Engagements this season include a return to the Metropolitan Opera as Donna Elvira, her role debut as Elsa (Lohengrin) at the Deutsche Staatsoper, and a return to the Salzburg Festival as Countess Almaviva. Her future engagements include returns to the Opéra de Paris and to the Wiener Staatsoper (Vienna State Opera).

Ms. Röschmann’s recent concert appearances include the Royal Concertgebouw Orchestra; Vienna Philharmonic Orchestra; the Bayerischer Rundfunk and Concentus Musicus with Harnoncourt; the Accademia Nazionale di Santa Cecilia with Sawallisch; the London Symphony Orchestra with Pappano; the Berliner Philharmoniker with Rattle, Haitink, Harnoncourt, Jordan, and Barenboim; the Chicago Symphony Orchestra with Barenboim; the Munich Philharmonic with Levine; and The Cleveland Orchestra with Welser-Möst.

Her recital appearances include Antwerp, Lisbon, Madrid, Cologne, Brussels, New York, London, Vienna, and the Concertgebouw (Amsterdam), as well as the Edinburgh, Munich, and Schubertiade Schwarzenberg festivals.

Her recordings include Countess Almaviva with Harnoncourt; Pamina and Nannetta with Abbado; Puccini’s Suor Angelica with Pappano; Brahms’s Requiem with Rattle (winner of a Grammy and Gramophone Award); Mahler’s Symphony No. 4 with Harding; Handel’s Neun deutsche Arien with the Akademie für Alte Musik Berlin; Messiah with McCreesh; Pergolesi’s Stabat Mater with David Daniels and Fabio Biondi; and a disc of Schumann songs with Ian Bostridge and Graham Johnson.

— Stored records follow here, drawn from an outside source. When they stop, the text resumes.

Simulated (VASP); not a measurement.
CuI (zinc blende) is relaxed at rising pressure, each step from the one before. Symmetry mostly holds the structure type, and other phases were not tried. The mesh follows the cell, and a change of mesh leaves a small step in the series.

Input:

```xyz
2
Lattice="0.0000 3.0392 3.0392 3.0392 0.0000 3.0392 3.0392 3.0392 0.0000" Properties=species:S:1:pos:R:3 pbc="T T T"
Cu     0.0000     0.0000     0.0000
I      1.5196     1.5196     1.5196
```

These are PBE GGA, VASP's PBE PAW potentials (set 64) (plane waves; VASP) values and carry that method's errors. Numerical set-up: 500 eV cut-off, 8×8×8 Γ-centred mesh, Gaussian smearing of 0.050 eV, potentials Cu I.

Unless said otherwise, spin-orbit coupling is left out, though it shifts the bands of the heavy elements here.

Michelle DeYoung, Mezzo-Soprano
Michelle DeYoung has established herself as one of the most exciting artists of her generation. She is in demand throughout the world, appearing regularly with the New York Philharmonic; the Boston, Chicago, and Pittsburgh symphony orchestras; The Cleveland Orchestra; San Francisco Symphony; MET Orchestra; Vienna Philharmonic; BBC Symphony Orchestra; Philharmonia Orchestra; Orchestre de Paris; Staatskapelle Berlin; and Royal Concertgebouw Orchestra. In addition, she has performed at such prestigious festivals as Ravinia, Tanglewood, Saito Kinen, Edinburgh, and Lucerne.

Equally at home on the opera stage, Ms. DeYoung has won acclaim for her performances of Fricka, Sieglinde, and Waltraute in the Ring cycle; Kundry in Parsifal; Venus in Tannhäuser; Brangäne in Tristan und Isolde; Dido in Les Troyens, and Marguerite in La damnation de Faust. She has sung in the great opera houses of the world, including the Metropolitan Opera, Lyric Opera of Chicago, Houston Grand Opera, Bayreuth Festival, Staatsoper Berlin, Opéra de Paris, and the Tokyo Opera. She most recently created the role of the Shaman in Tan Dun’s The First Emperor at the Metropolitan Opera.

Ms. DeYoung’s most recent recording is Mahler’s Symphony No. 3 with the Chicago Symphony Orchestra and Bernard Haitink (CSO Resound). She has won Grammy Awards for her recordings of Mahler’s Kindertotenlieder and Symphony No. 3 (SFS), and Berlioz’s Les Troyens (LSO Live!). Other albums in her growing discography include Bernstein’s Symphony No. 1, “Jeremiah” (Chandos), and Mahler’s Das klagende Lied (BMG) and Das Lied von der Erde (Reference Recordings). Her first solo disc was released on the EMI label.

This season, Ms. DeYoung’s many engagements have included her debut at the Los Angeles Opera as Fricka in Achim Freyer’s new productions of Das Rheingold and Die Walküre, and returns to the Metropolitan Opera, Staatsoper Berlin, New York Philharmonic, San Francisco Symphony, and the Musikverein in Vienna. This summer she makes her house and role debut as Eboli in Don Carlos at the Cincinnati Opera, and appears at the Ravinia, Aspen, and Grand Teton festivals; next season, she returns to the Los Angeles Opera for the complete Ring cycle and appears at Carnegie Hall with both the Chicago Symphony Orchestra and the Orchestra of St. Luke’s.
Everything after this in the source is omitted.